Miami's 31-30 win in the 1984 Orange Bowl over previously unbeaten Nebraska is remembered most for the way it ended, when Nebraska head coach Tom Osborne ordered his team to attempt a two-point convert in the dying seconds.

But when a pass by quarterback Turner Gill - who will coach the University at Buffalo Bulls against the Connecticut Huskies in the International Bowl tomorrow at Toronto's Rogers Centre - fell incomplete, it marked not only Miami's first national championship but a game that changed college football forever.

Big, powerful teams dominated American college football in the 1980s by running far more than throwing the ball. Nebraska was better at it than most, with Gill running an option offence powered by Heisman Trophy winner Mike Rozier.

By contrast, Miami head coach Howard Schnellenberger had revitalized the program by installing a pro-style offence he believed would shake-up the college ranks and allow the Hurricanes to compete with more talented teams.

"Schnellenberger's idea of a pro offence in college was something people looked at with one eye open and one closed, like, what's he doing here?" said Miami centre Ian Sinclair, a Canadian who would go on to play in the CFL for the B.C. Lions. "Now, you see it all over the place."

Schnellenberger, still coaching Florida Atlantic University at 74, is the type of coach who can quiet a room with just a stare, in the mode of his mentors Bear Bryant and Don Shula.

"Teams that didn't have the talent level to compete against teams like Nebraska, the only way to have a chance was to throw the ball," recalls Montreal Alouettes head coach Marc Trestman, who was Miami's quarterback coach that season. "We had a quarterback in Bernie Kosar whom we trusted and believed could get it done. And we knew the only way was to just let it go."

The Hurricanes did exactly that, jumping out to a 17-0 lead behind Kosar, then a freshman, who passed for 300 yards in the game. The Cornhuskers tied the game 17-17 in the second half, but Miami scored two more touchdowns to lead 31-17 before the 'Huskers mounted one more comeback, which ended when Miami safety Ken Calhoun deflected Gill's convert pass attempt.

Miami's stunning upset set in motion changes across the college football landscape.

Programs started adopting more pass-oriented attacks and today, pro-style offences are no longer the exception.

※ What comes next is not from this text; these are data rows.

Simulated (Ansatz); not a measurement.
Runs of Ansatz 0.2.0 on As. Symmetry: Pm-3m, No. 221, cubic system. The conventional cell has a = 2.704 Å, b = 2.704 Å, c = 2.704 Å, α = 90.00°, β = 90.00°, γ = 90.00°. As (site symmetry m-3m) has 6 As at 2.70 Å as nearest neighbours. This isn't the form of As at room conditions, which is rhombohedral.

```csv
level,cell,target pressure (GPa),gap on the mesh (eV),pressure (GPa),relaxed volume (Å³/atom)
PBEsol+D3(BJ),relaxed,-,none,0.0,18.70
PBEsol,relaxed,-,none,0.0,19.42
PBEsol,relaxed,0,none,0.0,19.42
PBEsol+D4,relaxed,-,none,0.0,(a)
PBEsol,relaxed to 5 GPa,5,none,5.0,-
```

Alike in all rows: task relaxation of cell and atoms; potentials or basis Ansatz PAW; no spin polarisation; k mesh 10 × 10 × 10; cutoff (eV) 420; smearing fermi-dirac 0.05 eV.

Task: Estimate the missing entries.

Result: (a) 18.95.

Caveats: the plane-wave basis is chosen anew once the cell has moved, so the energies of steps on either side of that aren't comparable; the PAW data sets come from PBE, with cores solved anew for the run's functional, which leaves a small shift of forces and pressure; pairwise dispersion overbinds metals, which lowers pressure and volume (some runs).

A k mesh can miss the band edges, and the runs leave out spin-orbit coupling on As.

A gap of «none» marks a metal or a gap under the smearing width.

Can the 1984 Orange Bowl champions take credit for that?

"Look at what's happened in college football," Trestman said. "Teams effective at throwing the football have the potential to create upsets on a weekly basis. If you put it on a historical timeline and look at how many more teams are throwing the football, it's certainly multiplied exponentially over time. If you were one-dimensional, you could win in the 1980s. That's not the case any more."

But the 1984 Orange Bowl is forever remembered for its finish.

After Gill pitched the ball to backup running back Jeff Smith for a 24-yard touchdown run on fourth down to make the score 31-30, NBC announcer John Brodie said: "I have not seen the kicker come on the field and I don't think he's coming on the field."

With no overtime in college football at the time, Nebraska wasn't willing to kick for the tying extra point and settle for a record of 12-0-1 - no matter that the 'Huskers would likely have been crowned national champions.

"Our goal was to be 13-0 and I would have been shocked or stunned if we had not gone for two [points]" Gill said. "And I pretty much knew the play that would be called in. I was expecting it."

Former NFL star Joe Namath, who had played for Schnellenberger when he was an assistant to Bryant at the University of Alabama, was on the sideline that game. The night before he had given a speech to the team, and, as Nebraska scrimmaged for the two-point try, Namath turned to the players and told them not to worry.

"That's when it hit me," Sinclair said. "I was sitting there thinking 'if they get those two points, we'll be a footnote somewhere and it'll be like it never happened.' In three or four years, people would've just remembered Nebraska as the greatest team ever. To come up that short would've been the epitome of coming up short."